The marrow will be extracted from his pelvic bone. He’ll need three to four weeks of rest, not permitted to lift anything that weighs at least 20 pounds, much less spin and spin and spin again, before throwing a 16-pound hammer or shot put, on a delicate pelvis.

All this as the most important portion of the spring, known as the championship season, approaches.

“They said I’d probably never get a call because the odds are ridiculous,” Lyle said, shortly before heading down to Boston last night. “That’s why I was shocked when I got a call, but I said yes right away because they told me the odds, and I thought absolutely that I had to do it.”

Word spread quickly yesterday, after the Eagle-Tribune ran a story about Lyle

and the decision he had made to retire from track prematurely. ESPN, The Boston Globe, CBS and NBC called.

Lyle has no idea who told the press, saying, “No one in my family did it. I’m not mad at it, but I wasn’t doing it for this reason. I didn’t expect or want this. I wasn’t donating my marrow to get famous. It’s been crazy, actually.”

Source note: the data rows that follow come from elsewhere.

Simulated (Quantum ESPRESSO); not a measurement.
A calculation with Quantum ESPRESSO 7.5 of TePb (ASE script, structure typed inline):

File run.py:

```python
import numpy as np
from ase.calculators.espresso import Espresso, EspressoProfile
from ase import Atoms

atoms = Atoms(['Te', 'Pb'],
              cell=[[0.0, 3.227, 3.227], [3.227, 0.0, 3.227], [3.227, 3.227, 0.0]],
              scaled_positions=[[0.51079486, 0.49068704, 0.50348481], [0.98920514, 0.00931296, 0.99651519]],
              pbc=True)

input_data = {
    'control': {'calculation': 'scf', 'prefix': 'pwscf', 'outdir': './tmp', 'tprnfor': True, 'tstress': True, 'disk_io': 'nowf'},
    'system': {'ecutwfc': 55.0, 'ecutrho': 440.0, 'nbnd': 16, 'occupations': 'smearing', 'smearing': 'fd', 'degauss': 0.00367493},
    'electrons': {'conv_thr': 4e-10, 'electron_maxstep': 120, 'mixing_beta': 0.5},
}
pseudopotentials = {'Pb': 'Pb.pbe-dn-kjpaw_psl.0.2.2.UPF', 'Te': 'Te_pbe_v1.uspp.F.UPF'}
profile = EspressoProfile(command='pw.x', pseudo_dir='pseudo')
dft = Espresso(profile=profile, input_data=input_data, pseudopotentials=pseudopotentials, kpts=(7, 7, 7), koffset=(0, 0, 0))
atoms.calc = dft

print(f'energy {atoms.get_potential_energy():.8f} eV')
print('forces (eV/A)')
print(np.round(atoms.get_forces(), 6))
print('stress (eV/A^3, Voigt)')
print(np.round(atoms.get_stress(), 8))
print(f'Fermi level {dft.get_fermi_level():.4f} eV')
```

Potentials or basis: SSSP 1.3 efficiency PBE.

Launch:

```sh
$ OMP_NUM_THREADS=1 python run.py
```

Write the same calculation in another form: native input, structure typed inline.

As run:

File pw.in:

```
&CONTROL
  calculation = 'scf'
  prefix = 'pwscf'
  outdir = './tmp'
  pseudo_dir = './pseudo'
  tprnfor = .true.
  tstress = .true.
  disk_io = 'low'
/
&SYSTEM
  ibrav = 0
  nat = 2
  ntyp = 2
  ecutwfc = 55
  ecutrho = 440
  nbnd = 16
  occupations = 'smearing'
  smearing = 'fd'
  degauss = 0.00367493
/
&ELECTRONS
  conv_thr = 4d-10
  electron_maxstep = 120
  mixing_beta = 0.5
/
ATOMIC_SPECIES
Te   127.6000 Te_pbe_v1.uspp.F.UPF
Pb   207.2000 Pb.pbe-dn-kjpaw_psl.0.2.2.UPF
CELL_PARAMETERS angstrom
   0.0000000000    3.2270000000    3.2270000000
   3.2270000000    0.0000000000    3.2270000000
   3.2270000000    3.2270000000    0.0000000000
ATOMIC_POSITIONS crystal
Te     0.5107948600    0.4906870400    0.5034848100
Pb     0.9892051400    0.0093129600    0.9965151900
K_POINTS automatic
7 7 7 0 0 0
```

That’s because the story is so good.

The media wanted to know about the kid who regularly finished first in the shot put and hammer throw during his career at UNH, about the athlete who had his cheek swabbed through a donor program sponsored by the UNH football team, then went about his business of college life, with his studies and his girlfriend and his athletic career.

“I honestly forgot I was a member of the program,” Lyle says, “because it had been so long.”

And besides, realistically, what were the chances that Lyle’s bone marrow would match someone else’s, someone not related to him?

The odds vary, depending on your hereditary background, but one in several million is not out of the question. Lyle says once contacted by the national donor bank, he was told that the chances of him matching this person, a 28-year-old male suffering from acute lymphoblastic leukemia, was one in “four or five million.”

Lyle says he decided to do it in an instant, before hanging up and digesting what he’d given up. He’d qualified for the IC4A Championships, which will be held next month at Princeton University and is regarded as one of the most prestigious college meets on the East Coast.

Also, UNH Coach Jim Boulanger says Lyle has scored points in every America East Conference meet, for the indoor and outdoor teams, since he joined the program as a freshman. That streak, of course, ends next weekend, in Binghamton, N.Y.

“When he came to me about doing this and not competing, he was nervous because we were always talking about scoring points and meets,” Boulanger said. “But it’s a no-brainer. Give a man a chance at life, whether it be a year or four years or whatever happens.”

Added Lyle, “I was going to do this no matter what, but I was worried what he was going to say because he’s been my coach for the past four years and he looks forward to the conference championship every year, and that’s one of the most important meets to him.”

In the final throws of his career, last weekend at Stony Brook University in New York, Lyle had a personal best in the hammer and his best toss of the season in the shot put.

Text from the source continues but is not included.